Nanoparticle ordering in sandwiched polymer brushes

TL;DR

This paper demonstrates that ordered nanoparticle structures within sandwiched polymer layers can be achieved through mechanical compression alone, without external fields, and provides insights into controlling pattern scale via pressure and polymer length.

Contribution

The study reveals that nanoparticle ordering in polymer sandwiches can be controlled mechanically, introducing a new method for pattern formation without external fields.

Findings

Ordered structures form under compression without external fields.
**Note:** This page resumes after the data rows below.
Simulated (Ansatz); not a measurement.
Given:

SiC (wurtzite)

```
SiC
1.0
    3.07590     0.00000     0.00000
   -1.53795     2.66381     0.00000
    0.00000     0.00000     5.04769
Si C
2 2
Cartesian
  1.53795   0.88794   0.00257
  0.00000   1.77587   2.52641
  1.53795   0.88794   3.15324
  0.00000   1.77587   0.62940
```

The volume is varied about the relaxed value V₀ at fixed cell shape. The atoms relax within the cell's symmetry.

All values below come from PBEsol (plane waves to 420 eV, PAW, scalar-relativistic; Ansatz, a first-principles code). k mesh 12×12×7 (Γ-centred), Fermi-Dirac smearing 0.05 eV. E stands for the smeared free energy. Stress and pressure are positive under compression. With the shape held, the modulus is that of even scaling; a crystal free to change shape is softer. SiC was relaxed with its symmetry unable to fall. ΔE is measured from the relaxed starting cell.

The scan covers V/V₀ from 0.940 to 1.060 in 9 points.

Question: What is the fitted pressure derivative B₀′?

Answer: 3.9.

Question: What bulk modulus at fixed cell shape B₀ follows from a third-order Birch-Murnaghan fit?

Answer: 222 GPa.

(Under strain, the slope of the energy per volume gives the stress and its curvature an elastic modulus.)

Pattern scale depends on polymer length.

An approximate equation of state for nano-sandwiches is derived.

Abstract

The organization of nano-particles inside grafted polymer layers is governed by the interplay of polymer-induced entropic interactions and the action of externally applied fields. Earlier work had shown that strong external forces can drive the formation of colloidal structures in polymer brushes. Here we show that external fields are not essential to obtain such colloidal patterns: we report Monte Carlo and Molecular dynamics simulations that demonstrate that ordered structures can be achieved by compressing a `sandwich' of two grafted polymer layers, or by squeezing a coated nanotube, with nano-particles in between. We show that the pattern formation can be efficiently controlled by the applied pressure, while the characteristic length--scale, i.e. the typical width of the patterns, is sensitive to the length of the polymers. Based on the results of the simulations, we derive an approximate equation of state for nano-sandwiches.